Imagine his surprise, then, at taking a share of the lead after the first round at Gleneagles on Thursday.
"I did get them in time to play a couple of practice rounds," Day said of his new clubs, "so at least I know where the ball goes with those clubs. It's not ideal but even if I get my stuff, I still may play these."
Day converted an eight-foot eagle putt at the par-5 18th at The King's Course to match Stephen Ames' bogey-free six-under 64.
The 56-year-old American, who said he arrived in Scotland with "nothing," didn't feel he hit it well with his new driver or putter all day.
"I have no reason to believe I would play good today," he said.
Padraig Harrington wasn't too impressed with his own performance, either, in his first appearance in a Senior Open.

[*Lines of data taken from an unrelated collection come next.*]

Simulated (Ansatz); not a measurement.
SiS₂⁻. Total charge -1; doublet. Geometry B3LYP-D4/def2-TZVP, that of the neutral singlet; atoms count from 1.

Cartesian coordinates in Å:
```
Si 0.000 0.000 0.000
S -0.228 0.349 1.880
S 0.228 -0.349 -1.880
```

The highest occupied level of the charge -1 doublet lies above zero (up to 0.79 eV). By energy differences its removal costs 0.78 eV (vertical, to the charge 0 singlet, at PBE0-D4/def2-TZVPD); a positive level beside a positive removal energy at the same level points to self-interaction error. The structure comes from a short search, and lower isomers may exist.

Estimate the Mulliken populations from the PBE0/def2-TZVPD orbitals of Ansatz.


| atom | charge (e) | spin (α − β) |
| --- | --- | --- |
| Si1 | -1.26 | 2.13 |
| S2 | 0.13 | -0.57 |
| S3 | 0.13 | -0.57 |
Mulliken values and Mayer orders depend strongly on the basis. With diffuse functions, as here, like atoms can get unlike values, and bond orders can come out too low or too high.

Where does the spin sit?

Still, the two-time Open champion and reigning US Senior Open champion made five birdies on the back nine in his round of 66.
"I'm happy with the score," the 50-year-old Irishman said. "I was very tentative. I putted well and my putter saved me most of the day. I was just tentative with my iron shots particularly."
Paul Broadhurst, the 2016 champion at Carnoustie, was one stroke back along with Jerry Kelly, Kent Jones and Darren Clarke.
Ernie Els, a two-time British Open winner, shot a 66 that included an eagle on the par-4 14th.
Bernhard Langer, the 64-year-old German who has won the Senior Open four times, was three strokes off the lead.
Defending champion Stephen Dodd of Wales got to one under with an eagle on the 18th.
Australians John Senden and Richard Green are in the mix, both shooting three-under 67s to be tied 14th.